Camazotz: The Mayan Bat God

Templo Mayor, located in downtown Mexico City, has an adjacent museum that proudly displays artifacts and renditions of items from the Mesoamerican civilizations. The top floor of this museum contains a recreated statue of the Mayan bat god, Camazotz (also known as Zotzilaha Chamalcan). The name Camazotz translates to either ‘death bat’ or ‘snatch bat’. This deity appears in the Popol Vuh and is still a very prominent figure in the continuing Maya religion.

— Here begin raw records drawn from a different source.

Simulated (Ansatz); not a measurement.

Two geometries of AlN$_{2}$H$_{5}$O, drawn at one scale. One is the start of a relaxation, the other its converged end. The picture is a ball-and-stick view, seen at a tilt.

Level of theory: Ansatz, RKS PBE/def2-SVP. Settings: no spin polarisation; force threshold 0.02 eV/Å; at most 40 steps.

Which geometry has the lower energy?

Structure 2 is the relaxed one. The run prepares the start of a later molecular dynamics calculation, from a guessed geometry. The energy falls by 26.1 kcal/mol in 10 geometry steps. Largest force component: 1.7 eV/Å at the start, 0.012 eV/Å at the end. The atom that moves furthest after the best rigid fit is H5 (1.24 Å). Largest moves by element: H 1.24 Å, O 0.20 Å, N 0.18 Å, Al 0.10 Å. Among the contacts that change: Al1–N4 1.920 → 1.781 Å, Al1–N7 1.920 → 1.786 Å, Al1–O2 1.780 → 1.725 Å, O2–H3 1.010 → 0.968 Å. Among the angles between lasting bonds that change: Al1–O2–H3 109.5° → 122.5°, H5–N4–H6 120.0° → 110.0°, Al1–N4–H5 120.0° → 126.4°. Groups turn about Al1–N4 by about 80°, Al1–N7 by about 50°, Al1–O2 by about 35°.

Camazotz is described as an anthropomorphized leaf-nosed bat. This has led to conjecture about the source of the myth. Some believe the ancient peoples based him on the common vampire bat or on Desmodus draculae, a much larger species, both leaf-nosed as well. Both of these species inhabited the area of Oaxaca, Mexico in 100 A.D. when a bat deity was first mentioned in a cult of the Zapotec tribe. The Zapotecs believed bats represented night, death, and sacrifice. This was likely due to the fact that the bats would inhabit the caves around the sacred cenotes, which the Mesoamericans believed were portals to the underworld. It would be a very chilling sight at dusk when the bats would swarm out of these ‘portals’ and begin drinking the blood of the other animals. The god is also commonly depicted holding a sacrificial knife in one hand and a human heart or sacrificial victim in the other.

Camazotz was eventually adopted into the mythology of the K’iche’ (or Quiché) Maya in Guatemala, though they merged him with their god of fire, Zotzilaha Chamalcan. Though, in the Popol Vuh, Zotzilaha was the name of the House of Bats in the underworld where the hero twins were forced to spend the night by the lords of Xibalba. The legend is that the hero twins slept inside their blowguns as protection from the bats (referred to as Camazotz). However, when the bats went silent, Xbalanqué asked Hunahpú to check if dawn had come and Hunahpú did so by poking his head out of the tube. But, in fact, it was not yet dawn and one of the bats took the opportunity to swoop down and rip away Hunahpú’s head, leaving him decapitated. Xbalanqué was left inside the tube, questioning what his brother was seeing and why he had gone so still without receiving any answers. The bat then took the head of Hunahpú to the ball court of the Xibalba lords to be gruesomely displayed and used as a ball while the lords rejoiced in their assumed victory. Later in the Popol Vuh, a messenger from the underworld in the form of a humanoid bat (believed to be Camazotz) appears to broker a deal between humanity and Lord Tohil, the patron god of the K’iche’. In this deal, mankind promised their armpits and their waists in exchange for fire which is how the ritual of cutting open a person’s breast in sacrifice came to be. Some myths claim that, during the day, Camazotz would turn into a stone statue and therefore could only move at night, but this has not been confirmed.